Five Strategies for Audience Engagement (09.05.12)

When leaders are speaking to audiences that are under stress–even if the audience is merely tired or distracted–the leader can take the amygdala into account in determining how the content is structured and how the audience is engaged. Here are five ways to engage effectively:

1.Establish connection before saying anything substantive. And remember that the connection is physical. Techniques to connect include asking for the audience’s attention, if only with a powerful and warm greeting, followed by silence and eye contact. The key is to make sure the audience isn’t doing something else so that they pay attention.

2.Say the most important thing first once you have their attention. The most important thing should be a powerful framing statement that will control the meaning of all that follows. Remember that frames have to precede facts.

3.Close with a recapitulation of the powerful framing statement that opened the presentation.
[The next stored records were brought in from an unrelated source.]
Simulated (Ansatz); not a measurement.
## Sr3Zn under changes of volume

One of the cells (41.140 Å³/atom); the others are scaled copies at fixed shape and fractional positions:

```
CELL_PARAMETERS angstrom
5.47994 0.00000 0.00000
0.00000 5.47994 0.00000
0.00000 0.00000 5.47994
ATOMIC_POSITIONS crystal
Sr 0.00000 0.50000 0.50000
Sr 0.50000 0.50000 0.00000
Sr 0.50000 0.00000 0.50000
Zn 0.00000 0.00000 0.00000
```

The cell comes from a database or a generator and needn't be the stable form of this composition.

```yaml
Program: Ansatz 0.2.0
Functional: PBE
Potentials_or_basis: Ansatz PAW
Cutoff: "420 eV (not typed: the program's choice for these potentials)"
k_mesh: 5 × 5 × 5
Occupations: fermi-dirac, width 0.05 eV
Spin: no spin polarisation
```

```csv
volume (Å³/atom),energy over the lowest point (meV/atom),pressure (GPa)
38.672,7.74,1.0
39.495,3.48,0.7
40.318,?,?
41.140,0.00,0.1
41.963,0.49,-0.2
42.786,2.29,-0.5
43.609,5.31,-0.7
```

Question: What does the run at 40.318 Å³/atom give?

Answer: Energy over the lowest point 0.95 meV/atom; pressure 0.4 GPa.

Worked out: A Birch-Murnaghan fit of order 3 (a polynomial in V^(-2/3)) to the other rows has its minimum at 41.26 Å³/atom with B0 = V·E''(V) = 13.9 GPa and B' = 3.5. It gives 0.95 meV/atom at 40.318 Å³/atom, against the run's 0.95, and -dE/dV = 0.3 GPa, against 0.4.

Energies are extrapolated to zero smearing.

4.Make it easy to remember. Keep in mind how hard it is for people to listen, hear, and remember. One way is to repeat key points. I often hear from clients, “But I’ve already said this. I don’t need to say it again.” Or, “I don’t want to say it again.” Or, “If I have to say this again, I’ll throw up. I’m tired of repeating myself.” But leaders need to constantly repeat the key themes, within any given presentation, and in general as a matter of organizational strategy. It doesn’t matter if they’re bored with saying it. The audience needs to hear it, again and again. And again. As a general principle, people need to hear things three times if they are to even pay attention to it. And because any given audience member at any time may be distracted or inattentive, he or she is unlikely to hear or attend to everything that is said. So leaders need to repeat key points far more than three times to be sure that everyone has heard it at least three times. One of the burdens of leadership is to have a very high tolerance for repetition.

5.Follow the rule of threes. Have three main points. But no more than three main points; no more than three topics; no more than three examples per topic. Group thoughts in threes; words in threes; actions in threes. (See how I just used the Rule of Threes in that sentence?) Think of Abraham Lincoln in the Gettysburg Address: “We cannot dedicate, we cannot consecrate, we cannot hallow this ground.”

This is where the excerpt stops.